Encounter order preservation in java stream

Question

I have gone through related questions like How to ensure order of processing in java8 streams?, still ordering of output element is not completely clear to me. Therefore please clarify my following doubt.

 Integer[] intArray = {1, 2, 3, 4, 5, 6, 7, 8 };
            List<Integer> listOfIntegers =
                new ArrayList<>(Arrays.asList(intArray));
       listOfIntegers
            .parallelStream()
             .unordered()
            .forEachOrdered(e -> System.out.print(e + " "));

I think at least theoretically(or according to java specification) it can print in random order than 1, 2, 3, 4, 5, 6, 7, 8. Am I correct?

One more related question- the decision of the encounter order preservation is taken at what point of execution? To be more precise - is the evaluation of the entire stream pipeline ORDER characteristic done by going through the characteristics of source, intermediate operations and terminal operation even before the start of the execution?

Answer 1

The unordered nature of a source or the explicit releasing of the order contract via unordered() may affect all subsequent pipeline stages unless they introduce an order which can only happen with a sorted operation.
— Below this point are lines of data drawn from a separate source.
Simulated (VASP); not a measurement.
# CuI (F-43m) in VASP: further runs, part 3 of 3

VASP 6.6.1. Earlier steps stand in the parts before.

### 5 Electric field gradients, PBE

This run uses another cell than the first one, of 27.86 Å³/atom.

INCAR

For stateless intermediate operations like filter and map, there is no difference anyway, but operations like skip, limit and distinct may exhibit a different behavior depending on whether the previous stream state was ordered or unordered. This answer shows an example of how distinct can be affected by a previous unordered().

Note that in principle, sorted, while introducing an order, may depend on the ordered state of previous stage, as it may use an unstable sort algorithm if the previous stream was unordered.

This answer provides a way to print the characteristics of a stream and evaluate how they change due to appending another operation.

When you chain a terminal operation, both, an unordered nature of the terminal operation itself or an unordered state of the last stage before the terminal operation may be sufficient to select an algorithm for the terminal operation that doesn’t try to preserve the order.

In principle, the unordered nature of the terminal operation could be used to affect previous stages, but since stateless intermediate operations are not affected anyway and skip, limit, distinct have to obey a previous ordered state, if present, the only operation that could be affected, is sorted that becomes obsolete if the subsequent operations don’t care about the order anyway.

In the current implementation, since Java 8 update 60, the unordered nature of a terminal operation does not affect the behavior of previous stages. This change was made, as in previous implemen­tations, it wrongly affected skip and limit. Loosing the opportunity to elide obsolete sorting steps was not considered a problem, as chaining sort with unordered subsequent operations, is a corner case. See this answer, including the comments, if you want to know more about the related discussion.

So for

list.stream() // List.stream() returns an ordered stream
    .unordered() // releases order contract
    .distinct() // for equal elements, it may pick an arbitrary one
    .sorted() // re-introduces an order
    .skip(1) // will skip the minimum element due to the order
    .forEach(System.out::println); // may print the remaining elements in arbitrary order

there is not a single ordered or unordered behavior for the stream pipeline.

In contrast, with

hashSet.stream() // HashSet.stream() has no order (unless being a LinkedHashSet)
    .filter(Objects::nonNull) // not affected by order
    .distinct() // may use unorderedness, but has no effect anyway, as already distinct
    .skip(1) // may skip an arbitrary element
    .forEachOrdered(System.out::println); // would respect order if there was one

the entire pipeline runs unordered, just because the source is unordered. With an ordered source, it would be entirely ordered.

So the answer to “is the evaluation of the entire stream pipeline ORDER characteristic done by going through the characteristics of source, intermediate operations and terminal operation even before the start of the execution?” is, yes, this is done right before starting the actual processing, by selecting the appropriate algorithm for the pipeline stages, when there is a choice, but this process does not necessarily result in a single characteristic for the entire pipeline.

Answer 2

As soon as you selected unordered then the end result can come through in essentially a random order. Note though that there is no requirement that it do, so in fact it is likely you will still see some ordering in the output.

forEachOrdered preserves the encounter order of the 'stream' so if you didn't have .unordered() then it would ensure you see the elements in encounter order. If the stream is already unordered though then it is pointless and you might as well use forEach.

In other words forEachOrdered preserves the encounter order in an already ordered stream. It does not do any sorting or other ordering though so if the stream is already unordered then anything can happen.